I learned this again recently when dealing with a fairly high-end PIX buckling to increasing packet processing loads in a growing VoIP environment (high packets-per-second cripple routers much more so than overall throughput per se, and VoIP audio streams consist of very large amounts of very small packets); the Linux firewall I set up as a stopgap measure for inter-VLAN routing in the meantime blew that thing out of the water.

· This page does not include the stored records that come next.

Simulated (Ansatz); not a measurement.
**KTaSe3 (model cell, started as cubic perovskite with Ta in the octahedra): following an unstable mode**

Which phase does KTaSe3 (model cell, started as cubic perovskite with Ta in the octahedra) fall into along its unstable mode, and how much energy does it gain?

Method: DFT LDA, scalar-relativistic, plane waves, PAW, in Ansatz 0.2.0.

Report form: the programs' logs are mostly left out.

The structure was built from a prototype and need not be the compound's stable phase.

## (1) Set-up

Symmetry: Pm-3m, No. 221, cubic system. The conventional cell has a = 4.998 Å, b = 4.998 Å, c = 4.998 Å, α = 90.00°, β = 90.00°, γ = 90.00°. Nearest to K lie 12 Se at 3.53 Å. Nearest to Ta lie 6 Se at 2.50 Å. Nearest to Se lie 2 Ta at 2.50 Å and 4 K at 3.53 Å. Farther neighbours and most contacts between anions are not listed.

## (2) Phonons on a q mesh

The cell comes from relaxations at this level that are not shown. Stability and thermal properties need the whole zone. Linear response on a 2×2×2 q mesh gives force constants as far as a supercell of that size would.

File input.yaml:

Ditto for BGP. There is still a vivacious debate in the Cisco world about the minimum router specs needed to hold one or more full BGP views of the ever-growing IPv4 routing table, since so many router models are generally capable of it were they not skimpy on the RAM. Well, you know, Quagga and a solid Linux server with a great NIC and low-interrupt I/O tweaks can do wonders. :-)

5

That MAc address duplication is not possible. It is, it's just pretty darned unlikely.

Vatine
  • 5,560
4

That you need a cross-over cable to connect 2 computers with gigabit Ethernet. You dont! Patch does the trick!

Nick Kavadias
  • 10,866
4

Cable type doesn't matter for the network as long as it's professionally crimped. This comes from an admin wondering why the brand new computers still access the internet slowly with their 100Base-T adapters. The network cable was Cat-3 IIRC.

4

The misconception that a Ethernet switched network == a secure network. It doesn't.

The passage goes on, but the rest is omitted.